A challenge to the validity of so-called “ag-gag” laws in New South Wales, which restrict animal activists’ ability to surreptitiously film farming practices and publish the results, has been thrown out by the High Court of Australia.

The group that brought the challenge had told the High Court the laws interfered with animal activists’ implied right to freedom of political communication.

But the government argued the laws were reasonable and necessary to protect farmers’ privacy and safety.

Today, the High Court agreed, finding the laws achieved the right balance.

Group argued law prevented them from revealing animal cruelty

The matter before the court dealt with the Surveillance Devices Act 2007, which regulates the installation, use and maintenance of surveillance devices.

Sections of the act prohibit installation and use of surveillance devices at agricultural properties as well as the publication of a recording or report that was obtained through that surveillance.

The court heard the activist group, a not-for-profit charity, had “agitated and advocated for political and legal changes to animal agricultural practices and animal welfare standards with the objective of ending modern farming and slaughtering practices”.

Close up of pigs on a pig farm in Colombia in April 2009.
The High Court found the laws had a legitimate purpose, in protecting privacy.(AFP: Raul Arboleda)

Court documents state the group had published photographs, videos and audiovisual recordings of animal agricultural practices in New South Wales.

A second plaintiff, the group’s director, had also obtained recordings of the farming or slaughter of animals through “purported acts of trespass”.

Both groups argued the laws “impermissibly burdened their ability to publish information… that showed animal cruelty practices.”

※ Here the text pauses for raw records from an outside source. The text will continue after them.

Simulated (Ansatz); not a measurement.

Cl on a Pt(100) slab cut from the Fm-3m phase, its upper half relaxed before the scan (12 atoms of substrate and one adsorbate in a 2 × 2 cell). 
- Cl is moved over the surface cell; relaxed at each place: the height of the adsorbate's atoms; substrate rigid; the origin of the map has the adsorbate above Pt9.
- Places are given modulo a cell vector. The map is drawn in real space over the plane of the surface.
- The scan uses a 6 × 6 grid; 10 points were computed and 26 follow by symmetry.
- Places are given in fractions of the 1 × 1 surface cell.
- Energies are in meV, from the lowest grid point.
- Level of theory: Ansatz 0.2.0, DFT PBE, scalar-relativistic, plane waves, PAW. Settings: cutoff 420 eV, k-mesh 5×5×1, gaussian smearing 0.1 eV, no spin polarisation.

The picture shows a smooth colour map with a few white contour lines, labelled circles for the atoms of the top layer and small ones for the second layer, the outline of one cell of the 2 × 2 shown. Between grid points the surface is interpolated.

But the court found the provisions of the law had a legitimate purpose, in protecting privacy.

It found that the relevant sections of the act “imposed an incremental burden on a person’s ability to publish records of lawful activities obtained surreptitiously and by conduct which amounted to trespass”.

“[The relevant sections of the act] achieved an adequate balance between the benefit they sought to achieve and the adverse effect on the implied freedom,” the High Court said in its judgement.